Page MenuHomePhabricator

Improve understanding and description of Wikidata gender labels
Closed, ResolvedPublic

Description

During our presentation at Queering Wikipedia we had confirmation that gender labels on Wikidata taken from P21 ( https://w.wiki/6hma) are not accurately representing the notion of gender.
We are going to learn more about this and potentially make changes to the way we label articles in the knolwedge gap index.

Details

Other Assignee
fkaelin

Event Timeline

This comment was removed by Miriam.

@fkaelin as you attended the session at Queering Wikipedia, is there any specific action items that we want to add here? Otherwise we might close this task for now. Thanks!

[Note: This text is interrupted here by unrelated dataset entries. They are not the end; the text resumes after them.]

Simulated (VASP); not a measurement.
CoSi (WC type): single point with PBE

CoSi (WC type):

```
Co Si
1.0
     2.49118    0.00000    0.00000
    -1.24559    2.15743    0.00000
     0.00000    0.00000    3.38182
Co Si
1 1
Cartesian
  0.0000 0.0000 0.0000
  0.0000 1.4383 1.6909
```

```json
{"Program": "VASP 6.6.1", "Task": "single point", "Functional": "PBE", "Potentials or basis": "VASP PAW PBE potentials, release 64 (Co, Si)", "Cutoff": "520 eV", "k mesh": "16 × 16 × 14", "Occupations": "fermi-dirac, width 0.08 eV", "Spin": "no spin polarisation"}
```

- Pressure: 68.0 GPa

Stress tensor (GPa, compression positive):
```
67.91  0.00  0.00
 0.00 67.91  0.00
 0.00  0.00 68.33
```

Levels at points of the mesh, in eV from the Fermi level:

This comment was removed by Miriam.

I attended the session "Lectures and workshop on gender in Wikidata" at Queering Wikipedia, and pasted some bullet points for the two talks - the slides/videos are available on the website.

Takeaway

I don't have an immediate recommendation on how to improve the features used for gender gap. Using the P21 wikidata property seems like the best option currently available to us. The presentations illustrated not only the issues with this approach, but also the difficulty of devising&introducing an improved schema. Such an improvement is a large community effort and outside the scope of the knowledge gaps index. However, we should definitely switch the knowledge gaps pipeline to using a more appropriate schema once available.

Presentation summaries

Talk by Daniele Metili

  • center on marginalized gender identifies
    1. modeling of gender in wikidata
    2. how is gender represented in wikidata
  • capture user discussions happening on Wikipedia about gender
  • P21 (gender or sex) is the main way gender is modelled in Wikidata
    • somewhat ambigious (not clear whether it refers to sex assigned at birth or gender identity)
    • confuses users
    • after creation of P21, the question was which values do we use and how do we populate this?
    • two groups: one focused on completeness, one on correctness. Can't have both, but both can be metric
      • completeness won. in 2 years, 95% of people have gender assigned.
      • happened quickly, at what cost? added quickly, contains errors.
      • mistaken assumptions:
        • e.g. each user must have a single one
        • difficult for non-binary/trans
      • how was gender assigned
        • manual annotated
        • imported from wikipedia, not a trusted source
        • also imported from external databases,
        • two problematic approaches
          • based on the name of the person
          • based on pronouns used e.g. in wikipedia articles
    • transgender man, transgender woman
      • was renamed to trans man, trans woman
      • until 2016 was wrongly classified, e.g. trans woman was not classified as woman
    • gender properties
      • father/mother are all gendered
      • some are corrected,e.g. brother/sister as sibling
      • mother / father not replaced with parent by community, though parent was added
    • language
      • users understanding very much related to language
      • e.g. france/germany doesn't have a term for sibling

Recommendations from the personal pronouns project

  • prerecorded talk: https://www.youtube.com/watch?v=WRIl6W8n7io
  • P21 used for
    • humans: living and deceased. fictional and non-fictional
    • animals
    • sex/gender and gender modality are distinct properties in living humans
    • P21 conflates these, plus no references are required
    • when references are used, inconsistent, without consent. might also violate privacy of living people.
  • personal pronouns because it seemed more tractable, still very complex
    • small number of existing statements
    • limited to enwiki to to authors limit of knowledge, hoping it would spread
    • P6553 personal pronoun
      • concern around accuracy, incorrect pronouns are assigned
      • conflation between personal pronouns and gender
      • P21 is used to assign P65553, can be incorrect
      • enwiki article on personal pronouns, lots of controversy (see talk page)
    • Tension between editors focused on honoring identify/feelings vs editors who focus on completeness
      • lack of guidance when to add personal pronouns
      • what requires a reference? reference quality varies widely
      • what to do when a person's personal pronouns change?
    • Issues with data modeling
      • invidual
    • Proposed changes

Thank you @fkaelin for this great summary! I will close this task for now as we have reached a conclusion about this specific topic.